The second key area will be in "smarter" lighting. Again, it's an encompassing term that not only describes the amount of on-board intelligence, but speaks into how the photons are applied, and how they interact with the occupants of the space. In simplest terms, light will go from passive to "active". One big way will be to adjust the amount of lighting required based upon the combination of daylight, occupancy, productivity and availability. Sometimes that will be a balancing act, such as in the midst of a California heat wave when availability is poor, demand is high and brownouts are imminent. While we might like that outside wall conference room a little brighter, our actual productivity won't be affected in the meeting if the lights are low or even off. A meeting only illuminated by what's coming in the window is a lot more tolerable than having to recover work lost on our desktop PCs when the grid came crashing down… we'd 'get it' and wouldn't even grumble.
A big part of that will smarts will be enabled by a whole new generation of sensors. Companies like Redwood Systems are fully focused on a sensor in every luminaire (fixture) to provide motion/occupancy as well as ambient light feedback. All that ties into the software (and more software, and more software) that assimilates the data and manages it according to the users' and facility operators' desires. Those lighting management systems will have all the hooks in them to tie into other aspects of the environment, including HVAC and security, so ultimately, the building will be one tightly managed system. And since the one "have to" that will operate with the finest granularity is lighting, it can be expected that those sensors in every luminaire will serve as the backbone for virtually all the sensing that needs to take place. In a recent visit to Redwood, as they provided a few live examples of the monitoring and response, it was easy to visualize that the response to a late-night intrusion alarm being the arriving police officers finding their path from the front door to the hiding "perp" being carefully illuminated, with the bad-guys' position being lit in a bright red (or black and white stripes, if you prefer). That's a lot better than walking into a dark building, trying to guess where the bad-guy may be, while hoping you can illuminate him (or her) with your Maglite before they manage to target you… Down come the insurance rates and we're all economically happier as well!

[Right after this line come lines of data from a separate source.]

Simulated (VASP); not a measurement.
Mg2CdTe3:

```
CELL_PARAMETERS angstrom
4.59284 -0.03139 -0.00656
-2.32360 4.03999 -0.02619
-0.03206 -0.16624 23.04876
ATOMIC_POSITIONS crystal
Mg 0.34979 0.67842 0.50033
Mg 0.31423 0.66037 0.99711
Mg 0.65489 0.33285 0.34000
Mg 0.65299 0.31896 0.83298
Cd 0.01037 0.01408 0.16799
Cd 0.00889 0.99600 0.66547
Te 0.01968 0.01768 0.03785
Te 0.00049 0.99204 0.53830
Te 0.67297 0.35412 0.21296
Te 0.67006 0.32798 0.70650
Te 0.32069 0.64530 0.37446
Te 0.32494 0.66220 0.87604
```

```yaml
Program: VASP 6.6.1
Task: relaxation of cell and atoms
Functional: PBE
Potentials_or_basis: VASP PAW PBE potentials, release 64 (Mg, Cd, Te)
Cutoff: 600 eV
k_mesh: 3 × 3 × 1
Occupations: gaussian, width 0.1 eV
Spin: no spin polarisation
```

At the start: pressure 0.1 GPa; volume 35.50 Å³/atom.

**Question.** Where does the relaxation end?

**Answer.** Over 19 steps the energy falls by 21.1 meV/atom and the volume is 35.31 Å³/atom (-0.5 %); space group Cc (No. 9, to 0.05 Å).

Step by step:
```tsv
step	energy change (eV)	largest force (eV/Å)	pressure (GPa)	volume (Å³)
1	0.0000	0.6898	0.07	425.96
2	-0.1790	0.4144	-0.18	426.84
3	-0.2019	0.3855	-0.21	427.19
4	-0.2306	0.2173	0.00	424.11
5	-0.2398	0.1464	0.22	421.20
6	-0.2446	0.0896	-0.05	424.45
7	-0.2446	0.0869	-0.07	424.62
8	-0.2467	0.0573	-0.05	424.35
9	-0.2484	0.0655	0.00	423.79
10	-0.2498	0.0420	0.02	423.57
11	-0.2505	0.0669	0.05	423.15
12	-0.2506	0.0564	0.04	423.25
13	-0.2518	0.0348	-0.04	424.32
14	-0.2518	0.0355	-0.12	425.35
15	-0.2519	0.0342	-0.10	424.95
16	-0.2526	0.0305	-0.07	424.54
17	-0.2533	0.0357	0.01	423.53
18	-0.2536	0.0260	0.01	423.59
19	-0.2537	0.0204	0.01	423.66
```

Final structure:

The goals for the LED lighting industry should be pretty straight forward. To help everyone the world over to live happier, healthier and more productive lives. That will combine the elements of optimizing energy use, lowering the cost per lumen, and increasing the usefulness of the lumens that are delivered, both relative to how they are delivered now, and towards the idea of nearly-perfect light every where we need it, and not where we don't. As folks like Derry Berrigan, Jeff Miller and Chip Israel have worked to teach us, working with something as elemental as light really is important to us all.